Can sales managers influence the buying process?
It’s common knowledge that revenue is a lagging indicator. You can’t manage revenue. If sales close, you win. If they don’t, you lose. There’s no in-between. Then why are so many account based selling teams given revenue targets and let loose? Calls with their sales managers become about justifying why prospects should be in their pipelines in the first place, and discussing ways these account based sales reps can accelerate the buying process.
Revenue can be measured but not managed. Sales managers can, however, measure and manage the key sales activities and behaviors that drive revenue, and then set KPIs for those activities and behaviors. They can measure the right sales activities, manage to those activities, and coach account based sales reps on the behaviors that turn those activities into revenue.
Coach What You Can Control
Sales managers can’t control the buying process. But according to Tamara Schenk of CSO Insights, they can influence it by focusing on the right sales activities and coaching their account based selling teams.
In her excellent post—“Leading vs. Lagging: Where Should Sales Managers Focus?”—Schenk writes:
High performing people, regardless of their role, focus on the intersection of what matters and what they can control. For the sales manager, that means managing the right activities and coaching the related behaviors (leading indicators) that lead to the desired results (lagging indicators).
Coaching is a key concept here. In a sales context, coaching is a leadership skill that draws out a salesperson’s full potential by getting them to focus on the right activities and to improve the related behaviors that lead to the desired results, based on structured coaching conversations.
In our 2016 Sales Enablement Optimization Study, we found that a formal or even dynamic coaching process helped more salespeople to achieve their quota (by 10%), and win rates for forecast deals could be improved even more, by 28%.
Let’s be clear: We are not saying there shouldn’t be a focus on sales results. We are saying that the sales manager needs to focus on HOW to achieve the desired results instead of focusing on measuring the results afterward.
Read the rest of Schenk’s article to learn more about the right metrics for sales managers, and why a sales manager’s mantra is different from that of the sales leader.

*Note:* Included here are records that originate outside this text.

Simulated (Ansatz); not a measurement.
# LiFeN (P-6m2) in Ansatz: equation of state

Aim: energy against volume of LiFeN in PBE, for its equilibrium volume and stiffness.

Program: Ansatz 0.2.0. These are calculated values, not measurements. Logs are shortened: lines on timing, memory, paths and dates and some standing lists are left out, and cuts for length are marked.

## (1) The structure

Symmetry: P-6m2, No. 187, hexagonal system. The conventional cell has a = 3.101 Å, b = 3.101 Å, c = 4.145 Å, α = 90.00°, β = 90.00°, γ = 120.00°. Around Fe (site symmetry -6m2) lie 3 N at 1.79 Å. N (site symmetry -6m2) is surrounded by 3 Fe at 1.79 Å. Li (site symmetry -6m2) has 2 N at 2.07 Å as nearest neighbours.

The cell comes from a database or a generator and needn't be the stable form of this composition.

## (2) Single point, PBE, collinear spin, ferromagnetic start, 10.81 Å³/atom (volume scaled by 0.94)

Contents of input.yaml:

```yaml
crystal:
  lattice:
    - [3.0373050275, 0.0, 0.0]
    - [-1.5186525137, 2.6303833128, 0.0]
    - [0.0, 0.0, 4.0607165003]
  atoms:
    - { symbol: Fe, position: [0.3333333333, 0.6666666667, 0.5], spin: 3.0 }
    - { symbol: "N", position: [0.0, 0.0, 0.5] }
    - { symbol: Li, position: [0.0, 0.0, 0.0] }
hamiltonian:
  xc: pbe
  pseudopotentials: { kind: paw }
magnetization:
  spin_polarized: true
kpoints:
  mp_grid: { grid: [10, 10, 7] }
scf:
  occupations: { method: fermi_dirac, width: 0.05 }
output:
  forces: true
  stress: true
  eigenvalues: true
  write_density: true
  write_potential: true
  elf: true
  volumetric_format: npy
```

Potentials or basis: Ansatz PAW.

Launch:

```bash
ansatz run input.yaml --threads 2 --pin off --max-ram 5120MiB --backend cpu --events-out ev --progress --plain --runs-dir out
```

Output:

My Favorite Metric: Referrals
Measuring referral activities is simple. Weekly metrics for each account based sales rep roll up into monthly and quarterly metrics. Measure the number of:
- Referrals asked for
- Referrals received
- Meetings scheduled
- Meetings conducted
- Deals closed through referrals
More importantly, coach reps based on these activities. Keep your team accountable and on track by asking specific questions, such as:
- Who are the people you’ll ask for referrals? Get names
- What are the outcomes you expect? Get metrics
- What are your discussion topics? Get these in writing
Before account based sales reps meet with referred prospects, provide coaching tips and discuss the following:
- What did you learn about the prospect from your referral source?
- Have you checked out the prospect’s LinkedIn profile? What have you learned?
- What are your other connections to this prospect?
- What interests do you have in common?
- How will you use this information in your meeting with the prospect?
When you measure and coach referral activities and behaviors, you don’t just meet your revenue goals. Your sales process shortens (time is money), your cost of sales decreases, and your competition disappears. Typically deal sizes are larger, and these clients willingly refer you to their networks.
Commit to referral selling as your primary outbound prospecting tool, build skills in referral selling, and coach and reinforce referral activities. It’s simple, but it’s not easy. However, referral introductions are your biggest competitive differentiation. Isn’t that a journey worth taking?